The National Wildlife Federation works closely with developers, decision-makers, environmental organizations, and coastal communities to help ensure that responsibly developed offshore wind power will play a key role in America’s energy future. Last April, we were thrilled to celebrate the kick-off of construction of the nation’s first offshore wind power project in Rhode Island and to return in July for the pivotal “Steel in the Water” moment for this new American industry.
Watch a video of Block Island Wind Farm construction from Deepwater Wind.
The Ocean State will be the first to put offshore wind power on the map in the U.S. By the end of 2016, Rhode Island state waters will be home to five offshore wind turbines, three miles off the southeast coast of Block Island.
The Block Island Wind Farm has provided the U.S. with a much-needed model of how to get an offshore wind project done. The state of Rhode Island led an impressive multi-stakeholder ocean planning process, and Providence-based developer Deepwater Wind devoted years to this process, altering their plan significantly to reflect the feedback of local, state, and national leaders in the wildlife, fishing, labor, and tribal communities, among other stakeholders.

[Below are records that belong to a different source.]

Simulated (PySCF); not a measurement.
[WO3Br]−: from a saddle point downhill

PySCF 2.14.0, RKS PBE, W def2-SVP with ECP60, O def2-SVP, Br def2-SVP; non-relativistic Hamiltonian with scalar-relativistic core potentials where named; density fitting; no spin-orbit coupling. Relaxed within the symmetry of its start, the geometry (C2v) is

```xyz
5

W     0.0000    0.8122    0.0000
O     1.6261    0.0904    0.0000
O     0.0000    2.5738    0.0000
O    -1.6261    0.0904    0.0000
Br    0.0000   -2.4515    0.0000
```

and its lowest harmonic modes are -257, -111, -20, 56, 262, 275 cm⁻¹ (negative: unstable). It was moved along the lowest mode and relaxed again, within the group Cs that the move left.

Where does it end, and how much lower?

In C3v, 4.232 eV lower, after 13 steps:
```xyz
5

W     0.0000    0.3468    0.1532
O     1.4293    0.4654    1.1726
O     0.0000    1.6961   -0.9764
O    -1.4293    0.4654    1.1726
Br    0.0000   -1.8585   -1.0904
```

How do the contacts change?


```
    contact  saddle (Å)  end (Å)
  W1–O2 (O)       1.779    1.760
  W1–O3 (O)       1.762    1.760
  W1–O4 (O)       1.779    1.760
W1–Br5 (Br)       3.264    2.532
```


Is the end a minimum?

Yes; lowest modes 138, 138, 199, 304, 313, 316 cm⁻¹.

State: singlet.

The five turbines will connect Block Island to the mainland for the first time, replace the dirty and expensive diesel generator currently fueling the island, cut local electric rates nearly in half, and put more than 300 Rhode Islanders to work throughout the construction process alone — all while employing the highest standards of wildlife protection.
Massachusetts is poised to launch America’s offshore wind industry to a new level, and NWF is at the forefront of a campaign to ensure 2016 is the year it is made possible. Areas that can power millions of MA homes fifteen miles off the state’s South Coast have been carefully designated by the federal government for offshore wind development, and experienced developers would like to get started.
But first, state leadership has to pass legislation that will create a market for the power these projects will produce – potentially enough clean, local energy to power every home in Massachusetts. As coal and nuclear power plants in the Commonwealth retire, a fierce debate over how to replace their energy is underway, and offshore wind power is the only in-state, pollution-free option available right when we need it in enough abundance to rise to the challenge. Stay tuned as this story plays out and hopefully charts the course for states to follow!
It is an incredibly fortunate coincidence that our largest East Coast energy market is also home to some of the greatest offshore wind power potential in the world. It’s time to harness that energy!
Just last month, a large area of federal waters 11 miles south of Long Island was designated for wind power development that could power hundreds of thousands of homes. Combined with a leased area 30 miles southeast of Montauk that could provide critically needed support at moments of peak energy demand, there are ample near-term opportunities for NY to build a meaningful offshore wind program.
State leadership has acknowledged the value that offshore wind offers, and New Yorkers continue to call on Governor Cuomo, NYC Mayor Bill de Blasio, and the Long Island Power Authority to take the steps needed to finally make offshore wind power an Empire State reality. We need to keep the pressure on until they get it done!
New Jersey’s offshore wind power story keeps moving forward. Globally leading developers hold leases to areas in federal waters far offshore with a combined potential to generate power for close to 1.2 million homes.
As we see in every state trailblazing in this uncharted territory, launching an industry calls for all hands on deck. Bold leadership is needed at every level to bring this golden and urgently needed opportunity to fruition. In a time when climate change threatens so much of what we cherish, we must clear the way for the solutions that can rise to this most pressing challenge.
Offshore wind power is one of those solutions, and the National Wildlife Federation is proud to be part of the force driving it forward and ensuring it’s done right.